Jon
Divest This!
05 September '11
http://www.divestthis.com/2011/09/bds-beginning-of-end.html
As I was planning to say before last week’s interruption, it may be getting to the point where we want to think about what a “final” defeat for BDS might look like.
After all, a “movement” that manages to turn the entire Australian political system and Noam Chomsky against them, a political project capable of creating 6000 Israel supporters in a single night (in Britain no less) must at some point come under the scrutiny of even the most fantasy-laden anti-Israel activists as something less than productive to their cause.
To understand whether BDS is on its way out, it is important to first remember what it is. Despite claims to be some sort of a “peace movement,” BDS is neither peaceful (being little more than a propaganda adjunct to more violent warriors who get to do the trigger pulling) nor, technically, a “movement.” Rather, BDS is simply a tactic that’s been used on and off for the last decade by the same anti-Israel crowd that has traveled under different names using different tactics.
Now this tactic has been successful in generating headlines and giving Israel dislikers a simple message to organize around and recruit new members. But outside such inside baseball, the tactic has proven to be a bust in its key mission of getting well known civic institutions to tie their name and reputation to the “Israel = Apartheid” message. In fact, given how successful anti-Israel forces have been in dragging international organizations (such as human rights NGOs and the United Nations) into their propaganda web, it’s a testament to the schools, churches, cities and other organizations that have resisted the BDS lure for close to a decade that they have kept themselves un-befouled by similar corruption.

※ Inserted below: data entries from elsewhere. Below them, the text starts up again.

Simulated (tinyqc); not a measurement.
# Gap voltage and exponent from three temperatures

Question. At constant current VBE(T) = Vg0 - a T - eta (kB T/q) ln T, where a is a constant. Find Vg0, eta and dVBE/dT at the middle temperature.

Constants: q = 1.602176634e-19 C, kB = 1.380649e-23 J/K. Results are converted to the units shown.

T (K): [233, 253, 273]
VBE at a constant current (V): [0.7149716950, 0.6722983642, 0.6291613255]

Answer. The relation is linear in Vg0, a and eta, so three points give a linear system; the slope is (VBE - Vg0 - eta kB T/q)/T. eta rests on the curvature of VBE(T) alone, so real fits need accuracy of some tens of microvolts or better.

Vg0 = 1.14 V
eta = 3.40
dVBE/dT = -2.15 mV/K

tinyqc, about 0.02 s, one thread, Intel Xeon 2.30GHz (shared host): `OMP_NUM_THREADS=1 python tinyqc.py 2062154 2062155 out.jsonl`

Keep in mind that we have been exactly at this same point twice before. In 2004, advocates for divestment faced a serious credibility crisis after two years of zero success trying to get colleges and universities to divest from Israel. Had the Presbyterian Church not thrown them a lifeline in ‘04, they might not have lasted past that year and even church support simply put off the ultimate defeat of divestment in 2006 when the Presbyterians gave “the movement” the boot.
Today’s BDS project is simply a third generation photocopy of this earlier effort, one which is barely bothering any longer to recruit major institutions into the fold, sufficing instead with marginal organizations such as food co-ops and community radio stations for supposed momentum-building victories. And even with such limited ambitions, they still lose almost every single time.
So a first sign that BDS is on the wane would be a transition to a new tactic or set of tactics, with BDS allowed to quietly fade into the background. To a certain extent, we’re already seeing this with campaigns such as this bizarre set of bus ads which are a throwback to pre-BDS campaigns built around getting US aid to Israel curtailed or eliminated. If the wild, counterproductive excesses of the current BDS advocates continue to turn off more and more people (including anti-Israel partisans interested in winning the public over to their side rather than disgusting them), expect to see this transition to new tactics accelerate over the coming academic year.
Another important sign will be the marginalization of leaders and possible disintegration of organizations who continue to push the BDS agenda regardless of the cost.
Remember that the bulk of pre-2006 BDS activity was led by a now-defunct organization called the Palestinian Solidarity Movement (or PSM), a group that fell to pieces at the peak of its “success.” Without getting to deep into anthropology, anti-Israel political life tends to be built around small, unstable organizations that tend to come together, fall apart, and reform under different names and leaders on an approximate 5-7 year cycle. Paraphrasing a well-known cliché: “Anti-Israel politics ain’t beanbag” and no matter how powerful or prominent a particular leader or organization may be at any given time, there is always someone more fervent and ruthless in the wings ready to infiltrate and/or split a given organization to achieve his or her own ends.
Today, it is Omar Barghouti’s PACBI that seems to be on the ascendant. But there may come a time soon that this group’s inability to achieve anything other than keeping Palestinian civic organizations paying lip service to this cause (with the help of threatening powers like Hamas to keep them in line) may be outweighed by the sheer weight the unpopularity of BDS and its ability to give Israel supporters something easy to rally around and defeat.
So an end to BDS (or, at least, a repeat of the remission it went into between 2006-2009) will likely be accompanies by the diminishment, marginalization or even elimination of PACBI as a major force in Palestinian and general anti-Israel politics.
Back during my early years as an Internet debater, I remember an ally once describing an Israel hater who had lost his umpteenth argument as resembling a crab that bears its claws while walking backwards, digging himself into the sand before disappearing completely. Given that a cornerstone of anti-Israel politics is to never admit error (much less defeat), keep this image in mind as we watch what happens to the BDS movement over the coming months to determine if we have, in fact, beaten back this propaganda project one more time.